X-Men: First Class (2011) – James McAvoy, Michael Fassbender and Kevin Bacon

This movie tells the backstory of most of the core X-Men characters including: Professor X (Charles Xavier) played mostly by James McAvoy (co-star of Wanted alongside Angelina Jolie; also in Glass alongside Samuel L Jackson and Bruce Willis) to be a generation or two younger than Patrick Stewart’s version of Professor X; and there’s Erik aka Magneto played by Michael Fassbender (star of Assassin’s Creed) to be a generation or two younger than Ian McKellen’s Magneto. There’s also Raven aka Mystique played by Jennifer Lawrence; and Hank McCoy aka Beast played by Nicholas Hoult. We also see Alex Summers aka Havok (played by Lucas Till) – in theory his character is the younger brother of Scott Summers (Cyclops) who featured in the original X-Men trilogy from the decade prior. And there’s several more weird characters besides these.

The main antagonist is played by Kevin Bacon. His character, Sebastian Shaw, is the doctor responsible for torturing young Erik (Magneto) and killing his mother; and most of this movie revolves around Erik’s mission to get even. Sebastian Shaw also has mutant powers himself, including the ability absorb energy from all kinds of weapons, then transform it and throw it back as he pleases. He also wears the original version of what eventually becomes Magneto’s hat, preventing Xavier from reading his mind.

We also get a brief cameo from Hugh Jackman as Logan/Wolverine, when Charles & Erik originally approach him, but he immediately tells them to get lost without even asking what they want, and they do, and that’s as far as his role in this movie goes.

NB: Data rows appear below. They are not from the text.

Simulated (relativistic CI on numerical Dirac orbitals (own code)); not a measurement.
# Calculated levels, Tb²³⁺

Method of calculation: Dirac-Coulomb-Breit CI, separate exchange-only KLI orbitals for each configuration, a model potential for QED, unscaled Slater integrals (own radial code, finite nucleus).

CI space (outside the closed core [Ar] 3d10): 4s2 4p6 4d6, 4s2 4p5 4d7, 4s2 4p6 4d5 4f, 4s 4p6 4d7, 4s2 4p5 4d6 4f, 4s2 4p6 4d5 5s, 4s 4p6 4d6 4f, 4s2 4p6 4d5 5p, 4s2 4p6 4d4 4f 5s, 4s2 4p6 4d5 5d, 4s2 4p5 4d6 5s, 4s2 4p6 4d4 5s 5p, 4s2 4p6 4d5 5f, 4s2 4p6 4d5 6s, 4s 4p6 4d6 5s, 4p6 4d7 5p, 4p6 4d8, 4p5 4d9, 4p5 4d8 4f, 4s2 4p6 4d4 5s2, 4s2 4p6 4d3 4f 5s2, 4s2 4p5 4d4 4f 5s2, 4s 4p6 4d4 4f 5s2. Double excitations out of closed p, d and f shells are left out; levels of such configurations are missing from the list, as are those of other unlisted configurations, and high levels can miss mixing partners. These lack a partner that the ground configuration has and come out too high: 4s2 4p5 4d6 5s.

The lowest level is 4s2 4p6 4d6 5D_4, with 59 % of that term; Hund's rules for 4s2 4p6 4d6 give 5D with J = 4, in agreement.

Other significant characters include Emma Frost, a telepath with diamond skin played by January Jones; and Angel Salvadore, a fireball shooting girl with butterfly wings played by Zoë Kravitz. There’s also CIA agent Moira MacTaggert played by Rose Byrne, and a disappearing red-skinned devil type character called Azazel played Jason Flemyng. And that’s not all but we’ll be here all day listing every significant mutant in this movie – we’ve covered the main one I think, there’s just a few more.

Considering how drama-heavy this movie is, and how childish it often is from time to time, I have to rate is OK – no better than the original X-Men trilogy – in fact it’s probably slightly worse, on a par with X-Men Origins: Wolverine (2009) but the margins are small so I’ve rated them all Bang Average.

Transporter 2 (2005) – Jason Statham

Straight into the good stuff that we know & love from Transporter 1, this movie begins with Jason Statham in his element with a fancy car and a gang of thugs trying to steal it.

It then proceeds with Jason playing difficult cryptic word games with an energetic young child – something only a disengaged nerdy adult in Hollywood could come up with – probably an attempt to build plot and characters but it’s very unrealistic not to mention incredibly boring for this genre – sack the guy who dragged that bit out. It should have been a much shorter feature and/or much easier and more fun.

François Berléand rejoins us as Inspector Tarconi – this is one of the best things about this movie. This time he’s on vacation, gets raided by a swat team for his association with Frank Martin (Jason Statham’s character) then discretely helps him out via the FBI database.

Good to see Shannon ‘the Cannon’ Briggs given a minor role. Let’s Go Champ! For those who don’t know, he still holds the record for the most round 1 knockouts in professional heavyweight boxing history.

Jason Flemyng did very well as Dimitri the scientist.

Kate Nauta performed well as an over-sexualised LGBT type baddie with guns – not to my taste but she put her heart into it – credit where it’s due.

Amber Valletta put in a bog standard performance as an anaemic-looking lead female character with whom Jason’s character was almost intimate.

Plot was a bit one dimensional to say the least – clearly pushing a theme of contagions and injectable cures. Nice shiny vials. Poor scene building. Filthy motives.

Still, there’s plenty of well made car chases and combat scenes to give us what we came for. With a more present & fertile lead female character worthy of credible romance, and a more creative and less malintended plot than the one we’ve got, and one or two better adversaries (or more character-building & screentime given to the better actors already cast here) this movie could have been about as successful as Transporter 1, but as it stands, it’s markedly inferior but not massively so. I give Transporter 2 a decent 7.5/10 rating. Best watched in close succession with the first and third movies.